Sunday, February 24, 2008

 

One day blogs very well might replace newspapers


by Larry Geller

You know how fast and cheap printers are becoming. Imagine you Hawaii Blog Journalcould go into a Safeway or Longs, push a button, and get a newspaper created according to your specifications and printed on the spot.

Now that dream might give newspaper publishers just a few nightmares one day.

It's far from realization, but the technology is almost there. For example, if the Advertiser were shut down due to a strike, you could indeed print your own "newspaper" on demand, based on sources that syndicate their information via RSS feeds. You know, that little orange thingy on most blog pages.

Ok, so why not try it. If you click on the image above, you'll get an idea of what I'm talking about. It's not perfect, but it's a beginning. What is it? It's  a brilliant new news reader (called Feed Journal) that presents as though it's a newspaper! Yes, it pretends. Not a bad job of it, either. Many people will like the format. And it's almost supermarket-ready, it's so automatic. It's supposed to do photographs also but I haven't figured that out yet.

I asked it to display a bunch of Hawaii blogs that published over this weekend. It could have displayed real headlines and even more conventional news.

So here you have it, the first issue of a "paper" that could be produced in the event the Advertiser doesn't hurry up and settle with its unions. No ads. Some extra white space for your doodles. All the blogs that fit, it prints.

This journal appears on your screen. You can just read it, or if there is a strike, print it out and give it to folks who don't have computers and miss their news.

Of course it's not the same news. In some ways, though, it's better.

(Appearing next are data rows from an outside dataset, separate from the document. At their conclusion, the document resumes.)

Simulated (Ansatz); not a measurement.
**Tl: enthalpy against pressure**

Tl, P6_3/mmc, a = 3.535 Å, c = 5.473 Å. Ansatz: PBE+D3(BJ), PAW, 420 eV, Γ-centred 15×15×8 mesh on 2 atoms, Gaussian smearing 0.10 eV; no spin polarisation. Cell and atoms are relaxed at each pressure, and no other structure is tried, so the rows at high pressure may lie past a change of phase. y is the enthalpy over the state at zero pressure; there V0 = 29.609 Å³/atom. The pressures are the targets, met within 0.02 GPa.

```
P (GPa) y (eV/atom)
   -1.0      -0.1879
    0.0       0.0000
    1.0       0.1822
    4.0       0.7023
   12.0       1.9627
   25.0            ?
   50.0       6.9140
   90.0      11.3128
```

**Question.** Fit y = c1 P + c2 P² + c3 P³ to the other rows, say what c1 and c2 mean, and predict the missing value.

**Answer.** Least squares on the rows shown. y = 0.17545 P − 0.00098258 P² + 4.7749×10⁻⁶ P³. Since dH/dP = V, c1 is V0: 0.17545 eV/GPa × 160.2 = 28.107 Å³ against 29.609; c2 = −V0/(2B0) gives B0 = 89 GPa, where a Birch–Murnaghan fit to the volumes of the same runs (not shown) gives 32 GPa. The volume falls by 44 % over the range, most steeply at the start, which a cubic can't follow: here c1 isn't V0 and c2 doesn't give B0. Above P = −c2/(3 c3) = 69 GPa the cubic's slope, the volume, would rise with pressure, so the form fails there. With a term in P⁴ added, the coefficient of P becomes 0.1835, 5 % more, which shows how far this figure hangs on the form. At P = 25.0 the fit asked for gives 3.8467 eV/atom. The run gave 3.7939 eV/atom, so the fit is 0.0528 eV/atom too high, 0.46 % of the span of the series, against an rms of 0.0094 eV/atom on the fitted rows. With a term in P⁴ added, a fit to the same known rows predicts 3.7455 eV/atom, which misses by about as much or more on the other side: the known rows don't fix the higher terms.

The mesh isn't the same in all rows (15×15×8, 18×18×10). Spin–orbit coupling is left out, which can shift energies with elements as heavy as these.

Have a look, and if you like, let me know what you think. Remember, it's a news reader, you can set it up to display the blogs you are interested in.



Comments:

that's pretty cool. one thing I see as a small glitch is that it doesn't seem to maintain citations, so you can't tell what is a citation and what is original post.
 


Hmmm... yes, there are a few glitches. The software is still under development, by one hard-working guy, I learned.

There were a few format glitches that I edited out of the PDF. So strangely, if it were to go "public" now, I guess bloggers would need an editor! Just to keep the format straight, mind you. Until the computer program improves, which it will.

The editing took me very little time. Should there be a strike and bloggers wanted to actually post a Hawaii blog newspaper, there is also software from the same website to gather the blogs onto a server automatically. That's what I really find exciting, but it's different from this in that anyone can use this program to put together their own personal "newspaper." The other, someone has to set it up, the choice isn't the reader's.

Perhaps there could be several editions. Kauai readers would want their local blogs, Maui and Big Island readers would want theirs, etc.

The supermarket paper idea is one I've had for years, from 'way back when I worked for GE Time Sharing in the '70s. At that time I was focused more on food and recipe info. There was no way then to gather news on a computer anyway. Now there is.

So if a strike should happen, it could be an opportunity to try out a newspaperless existence, just for the advancement of science, mind you.
 


If the Advertiser were to strike, wouldn't the Bulletin still be around?

Wonder why that doesn't register on your "disappeared" radar.

Interesting doohickey nonetheless, though.
 


Good question. I really wasn't thinking of the S-B, maybe because the Advertiser is the paper I subscribe to. I don't know if I would start reading the S-B if the Advertiser were to disappear. Maybe on-line.

This neat software was on my mind, and the possibility of producing a blog-based paper, so I guess that's what I wanted to try out. New toy.

Your question is a good one, though. I really didn't think that we still have one paper even if the other is temporarily gone.